Part II - The Laudians
In the later years of James VI & I's reign, leadership of the High Church group seems to have passed first to Richard Neile (1562-1640) and later to William Laud (1572-1645). Both Neile and Laud were men of business not speculative theologians, who had come to the King's attention through their links with Bishops Andrewes and Overall. Although they shared Bishop Andrewes' anti-Calvinist theology and High Sacramentalism, they did not share his purely academic interest in the Eastern Fathers. Instead they set about raising the standard of public worship in the Church of England, enforcing rules about using the surplice and clerical dress, commanding that altar rails to be set up, and restoring the Holy Table - which they often called an altar - to its old position at the east end of the Chancel. Laud and Charles I also encouraged the Scottish Bishops to produce a Prayer Book of their own. When this project was completed in 1637 it provoked a riot. These developments irritated the Puritan element, so that when the tensions between the King and the Merchantile classes exploded into Civil War, the ceremonial innovations of the Laudians became a soft target for Puritan propaganda, and anger.

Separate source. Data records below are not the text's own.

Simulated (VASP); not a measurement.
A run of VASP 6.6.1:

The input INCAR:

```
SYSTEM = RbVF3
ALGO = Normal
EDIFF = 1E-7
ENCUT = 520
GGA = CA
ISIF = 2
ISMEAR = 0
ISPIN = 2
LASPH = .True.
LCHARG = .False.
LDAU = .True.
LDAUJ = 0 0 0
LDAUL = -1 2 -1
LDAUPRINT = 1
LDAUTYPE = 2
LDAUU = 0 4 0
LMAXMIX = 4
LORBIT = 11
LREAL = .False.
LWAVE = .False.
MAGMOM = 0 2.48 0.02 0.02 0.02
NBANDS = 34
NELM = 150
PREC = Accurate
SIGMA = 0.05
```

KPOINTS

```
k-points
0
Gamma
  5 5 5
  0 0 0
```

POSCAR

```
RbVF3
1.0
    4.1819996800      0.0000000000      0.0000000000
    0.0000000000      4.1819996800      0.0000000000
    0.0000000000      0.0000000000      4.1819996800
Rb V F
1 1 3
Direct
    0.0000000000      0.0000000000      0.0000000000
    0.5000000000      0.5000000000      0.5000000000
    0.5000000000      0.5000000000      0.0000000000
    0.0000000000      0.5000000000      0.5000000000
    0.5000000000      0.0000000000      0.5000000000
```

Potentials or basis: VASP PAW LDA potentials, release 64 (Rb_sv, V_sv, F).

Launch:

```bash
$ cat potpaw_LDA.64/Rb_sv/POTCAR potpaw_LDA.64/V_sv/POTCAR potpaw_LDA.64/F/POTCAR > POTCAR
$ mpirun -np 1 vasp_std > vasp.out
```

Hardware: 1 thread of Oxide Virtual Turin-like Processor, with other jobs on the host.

Cromwellian treatment of the Laudians was predictably harsh. Episcopacy and the Prayer Book were abolished in 1645. Archbishop Laud was executed, Bishop Wren languished in the Tower for eighteen years, and many of the brightest stars of the Laudian Church were driven into exile. Yet among the many failures of the Cromwellian dictatorship was not only the failure to produce a stable form of government, but the failure to produce a stable national Church. It was almost inevitable when Charles II was restored on the 29th May 1660 that the old Church of England would be restored along with him thus ending the Cromwelian vacuum in both State and Church.

In matters of religion, the Restoration Settlement was almost a case of business as usual. Plans for a major revision of the BCP along the lines of the abortive Scottish BCP were scuttled early on, and, apart from a few minor amendments, the BCP of 1559 was restored. About 2000 Cromwellian ministers were ejected from their livings in 1662 for refusal to seek Episcopal ordination or failure to use the BCP, but on the whole the re-establishment of the Church of England happened with remarkably little disruption or commotion.

There is little doubt that the Restoration Church of England was dominated by the old Laudians who felt they had emerged triumphant from the time of trial. The Church was adorned by many eminent scholars, the music of Henry Purcell, and the architecture of Sir Christopher Wren, who was nephew to the Bishop Wren who had been imprisoned for 18 years by Parliament. However, this flowering of High Church Anglicanism lasted only about 25 years, and was brought to a rapid close by the accession of William and Mary in the Glorious Revolution of 1688.

Charles II had converted to Romanism on his death bed, but his brother and successor - James, Duke of York - had been openly Catholic since 1672. This had provoked the Exclusion Crisis in which Whigs and ories did battle over the fate of the monarchy. Tories favoured James' succession to the throne, whilst Whigs favoured his exclusion in favour of a Protestant Stewart. After his accession as James VII (of Scotland) and II (of England) he began to openly favour his co-religionists, and by granting freedom of worship hoped to gain the support of Protestant dissenters against the Church of England. However, the king's refusal to maintain the traditional rights and privileges of the Church, civic corporations, and other influential groups produced both Monmouth's failed Rebellion of 1685 and the successful Glorious Revolution of 1688. On November 5th 1688 William of Orange landed in Torbay and within six weeks James II had fled and the throne was declared vacant.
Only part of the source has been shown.